[sc34wg3] to advance Topic Maps
Steven R. Newcomb
09 Apr 2003 04:57:37 -0500
In 1993, when we began to work on the problem of merging
independently-created indexes, and when we first coined the term
"Topic Maps", the objective was to know how and when to merge two
independently-created index entries, on account of the fact that we
(somehow) deemed them to have the same subject. This facilitation of
this objective -- in its full generality -- has always been, and, at
least for me, continues to be the purpose of the Topic Maps standard.

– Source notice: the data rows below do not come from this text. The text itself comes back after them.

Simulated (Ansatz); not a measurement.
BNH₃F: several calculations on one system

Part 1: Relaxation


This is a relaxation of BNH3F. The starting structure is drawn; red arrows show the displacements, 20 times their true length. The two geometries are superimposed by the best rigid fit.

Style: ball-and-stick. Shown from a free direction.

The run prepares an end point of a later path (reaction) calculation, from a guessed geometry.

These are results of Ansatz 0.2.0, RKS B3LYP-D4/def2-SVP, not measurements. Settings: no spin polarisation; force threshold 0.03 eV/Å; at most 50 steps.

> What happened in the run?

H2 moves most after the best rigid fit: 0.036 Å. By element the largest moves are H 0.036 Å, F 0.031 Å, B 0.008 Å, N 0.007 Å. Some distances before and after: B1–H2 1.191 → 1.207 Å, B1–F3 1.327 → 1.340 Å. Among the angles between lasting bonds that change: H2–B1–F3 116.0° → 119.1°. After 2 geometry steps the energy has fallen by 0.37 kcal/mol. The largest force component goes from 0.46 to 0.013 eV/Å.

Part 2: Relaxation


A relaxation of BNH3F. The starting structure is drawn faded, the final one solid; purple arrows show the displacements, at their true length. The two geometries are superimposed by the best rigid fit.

The objective has never been to impose a single, one-size-fits-all
world-view on all users of ISO-standard Topic Maps. In the early
days, we didn't realize how deeply our world-view had been embedded in
Topic Maps. Now, we know better, and we see much more clearly what
we're doing, here. We should see the SAM as an instance of a class of
TM Applications, and we should welcome the idea that each member of
that class can represent a different, potentially valid (and
necessarily limited) world-view. When we promote the SAM, we should
be convinced that, among all existing and future TM Applications, the
SAM represents an outstanding balance of trade-offs -- a balance
worthy of publication by ISO for general use by the public. We should
be able to articulate those trade-offs, and to defend the design of
the SAM in terms of those trade-offs.
We're not there yet, but, in the recently submitted Topic Maps Model
(TMM, SC34/N0393), we now have a tool for expressing and evaluating TM
Applications, and for discussing and making explicit the design
trade-offs they represent. We have the opportunity to use this tool
to make the SAM a stellar example of a TM Application, and I hope we
will use it.
In order to advance Topic Maps, it is urgent that we align the SAM
with the requirements for TM Applications prescribed in the TMM. In
order to do that:
(1) The SAM should be expressed and constrained in such a way that it
is clear that the SAM can be extended, and that its extensions can
extend the rules for merging and number of relationship types that
can determine the subjects of their role players.
Currently, the SAM makes no provision for such extensions. The
SAM provides no general doctrine for merging, in terms of which it
explains both its own merging rules, and those that may be added
by TM Applications that include (inherit) and extend the SAM.
Specifically, the SAM does not say how (or even whether) the
instances of user-defined association types can determine or
influence whether their role players should merge.
(2) The SAM should be expressed and constrained in such a way that it
is clear that topic maps that are based on the SAM can be merged
rigorously and predictably, not only with each other, but also
with topic maps that are not based on the SAM.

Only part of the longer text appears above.